Hi Guys,
Probably nothing to do with this problem, but anyway:
If I have a HDD connected via a USB adaptor, I've found that after an initial plugging and use, then safely removing it, going back to it, in the same session, it may or may not be recognised. Doing a hard reboot seems to clear what ever causes this. Simply logging out and logging back in doesn't seem to work.
-- Best Regards: Baron
I've seen this before. Sometimes it just helps to plug out the unit out and do the following.
If you can, power it down, then connect it, power it back up. If it works, it's like the unit. If it doesn't, then it's software.
Another thing you can try is to wait for a few mins, until the drive spins up, plug it out, wait 10s plug in again.
It could be the drive is really slow to spin up.
Good luck, let us know what happens.
Kate
On Saturday 08 December 2018 02:37:33 pm Kate Draven wrote:
Hi Guys,
Probably nothing to do with this problem, but anyway:
If I have a HDD connected via a USB adaptor, I've found that after an initial plugging and use, then safely removing it, going back to it, in the same session, it may or may not be recognised. Doing a hard reboot seems to clear what ever causes this. Simply logging out and logging back in doesn't seem to work. -- Best Regards: Baron
I've seen this before. Sometimes it just helps to plug out the unit out and do the following.
If you can, power it down, then connect it, power it back up. If it works, it's like the unit. If it doesn't, then it's software.
Another thing you can try is to wait for a few mins, until the drive spins up, plug it out, wait 10s plug in again.
It could be the drive is really slow to spin up.
Using the same computer and the same two devices...
When I had TDE on CentOS6, it would auto-mount from USB once per device and then need a full reboot before that device could be mounted again, no matter what method I tried (which included all of Kate's).
On Ubuntu 14.04 I can auto-mount as many times as I like as long as I make sure to right click on the device's desktop icon and select unmount before unplugging the cable. By auto-mount I mean you have to wait for the pop-up and select 'Open in [Konqueror?]'. If the pop-up doesn't pop-up, check the task bar, it's usually there flashing. The other two pop-up options don't work so well.
On openSUSE (before I tried CentOS) I also had issues, not as bad as CentOS, but too long ago to remember specifics.
Long story short, it's most likely the OS, not TDE, but keep trying different scenarios until you find one reliable for your box.
Best, Michael
Hi Kate,
On Saturday 08 December 2018 20:37:33 Kate Draven wrote:
Hi Guys,
Probably nothing to do with this problem, but anyway:
If I have a HDD connected via a USB adaptor, I've found that after an initial plugging and use, then safely removing it, going back to it, in the same session, it may or may not be recognised. Doing a hard reboot seems to clear what ever causes this. Simply logging out and logging back in doesn't seem to work.
-- Best Regards: Baron
I've seen this before. Sometimes it just helps to plug out the unit out and do the following.

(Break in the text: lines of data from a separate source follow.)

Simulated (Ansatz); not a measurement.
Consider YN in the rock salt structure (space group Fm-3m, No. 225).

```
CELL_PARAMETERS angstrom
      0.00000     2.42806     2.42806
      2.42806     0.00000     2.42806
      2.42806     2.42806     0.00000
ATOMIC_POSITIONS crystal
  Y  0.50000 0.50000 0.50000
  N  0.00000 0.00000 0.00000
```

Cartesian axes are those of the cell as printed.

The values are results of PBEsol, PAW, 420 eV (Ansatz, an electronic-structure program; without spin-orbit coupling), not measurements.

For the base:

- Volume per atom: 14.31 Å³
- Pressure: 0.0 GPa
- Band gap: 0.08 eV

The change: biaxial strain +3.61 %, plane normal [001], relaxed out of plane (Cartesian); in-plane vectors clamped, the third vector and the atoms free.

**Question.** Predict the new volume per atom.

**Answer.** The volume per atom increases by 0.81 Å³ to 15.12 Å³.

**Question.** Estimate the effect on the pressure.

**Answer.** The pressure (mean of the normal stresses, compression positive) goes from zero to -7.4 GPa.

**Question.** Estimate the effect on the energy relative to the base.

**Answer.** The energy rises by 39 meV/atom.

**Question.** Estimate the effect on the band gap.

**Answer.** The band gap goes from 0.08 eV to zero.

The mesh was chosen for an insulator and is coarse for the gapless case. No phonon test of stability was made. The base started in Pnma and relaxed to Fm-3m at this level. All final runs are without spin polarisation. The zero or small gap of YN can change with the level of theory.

If you can, power it down, then connect it, power it back up. If it works, it's like the unit. If it doesn't, then it's software.
Another thing you can try is to wait for a few mins, until the drive spins up, plug it out, wait 10s plug in again.
It could be the drive is really slow to spin up.
Good luck, let us know what happens.
Kate
Thank you for your reply. I must admit I didn't wait and logging out and re booting takes several seconds.